233 million years ago, a series of massive volcanic eruptions in present-day Canada provoked a climate change. These events led to the creation of new ecosystems, such as coral reefs, and favored the rapid spread of dinosaurs. This is the conclusion drawn by an international, interdisciplinary team of scientists in a new study comprising researchers from Jacobs University Bremen and the Leibniz Centre for Tropical Marine Research (ZMT). 
 
The volcanic eruptions took place during the geological Carnian age. These events injected huge amounts of greenhouse gases into the atmosphere. This led to global warming and widespread humid conditions, causing an enormous loss of biodiversity and mass extinctions. As a result of this natural disaster, known as the ‘Carnian Pluvial Episode’, more than 33 percent of the marine genera disappeared, according to the study recently published in the renowned journal "Science Advances". 
 
Dinosaurs already existed before, but they rapidly diversified during the Carnian Pluvial Episode. “This age is particularly interesting because it marks the birth of many animal and plant groups that dominate our current ecosystems," said Dr. Sönke Hohn, who is involved in the study on behalf of the ZMT. 

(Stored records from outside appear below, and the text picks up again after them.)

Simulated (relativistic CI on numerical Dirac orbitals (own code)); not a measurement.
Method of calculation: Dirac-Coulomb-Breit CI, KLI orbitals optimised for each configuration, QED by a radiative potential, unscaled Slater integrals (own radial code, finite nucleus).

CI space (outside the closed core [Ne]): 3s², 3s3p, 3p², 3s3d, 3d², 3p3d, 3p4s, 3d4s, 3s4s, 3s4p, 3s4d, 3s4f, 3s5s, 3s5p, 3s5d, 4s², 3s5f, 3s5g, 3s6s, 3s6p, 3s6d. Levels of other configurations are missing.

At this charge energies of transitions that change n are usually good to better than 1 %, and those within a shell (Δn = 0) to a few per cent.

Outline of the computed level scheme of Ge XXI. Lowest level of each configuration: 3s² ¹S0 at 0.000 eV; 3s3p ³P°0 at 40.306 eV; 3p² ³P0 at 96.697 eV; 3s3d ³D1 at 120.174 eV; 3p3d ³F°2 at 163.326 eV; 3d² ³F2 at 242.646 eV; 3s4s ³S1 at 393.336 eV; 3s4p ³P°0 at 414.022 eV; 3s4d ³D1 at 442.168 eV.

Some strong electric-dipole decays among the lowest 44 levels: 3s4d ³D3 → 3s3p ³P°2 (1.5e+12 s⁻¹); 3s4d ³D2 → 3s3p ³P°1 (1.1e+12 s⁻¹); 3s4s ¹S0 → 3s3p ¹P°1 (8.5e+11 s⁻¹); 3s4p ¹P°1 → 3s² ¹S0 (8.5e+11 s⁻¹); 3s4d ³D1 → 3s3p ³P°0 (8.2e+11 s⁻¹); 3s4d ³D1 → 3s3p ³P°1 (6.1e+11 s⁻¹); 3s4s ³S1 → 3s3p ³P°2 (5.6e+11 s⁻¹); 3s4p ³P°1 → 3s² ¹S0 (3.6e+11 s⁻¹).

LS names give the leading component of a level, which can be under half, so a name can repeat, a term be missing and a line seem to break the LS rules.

On land and in humid environments, turtles, crocodiles, lizards, insects and even the first mammals appeared. Conifers and other groups of species spread out. In the sea, modern coral reefs and plankton groups evolved and the chemistry of the water changed dramatically. These "new" organisms were the forerunners of those that populate today's ecosystems. Therefore, authors of the paper describe this time as the "dawn of the modern world".
 
For their study, the team examined a large number of chemical elements and fossils. Through detailed synthesis work, the researchers were able to create a more comprehensive picture of the Carnian events and to show time-related cause-and-effect relationships. 
 
"The Carnian Pluvial Episode was long overlooked. We are now able to analyze the processes in much greater detail, and over time scales of less than one million years”, says Dr. Agostino Merico, Professor of Ecological Modeling at Jacobs University and head of the Systems Ecology group at the ZMT. As part of the study, the expert in ocean biochemistry examined the effects of massive carbon dioxide emissions on the chemistry of seawater. The research project was financed by the Hanse-Wissenschaftskolleg (Institute for Advanced Study) in Delmenhorst.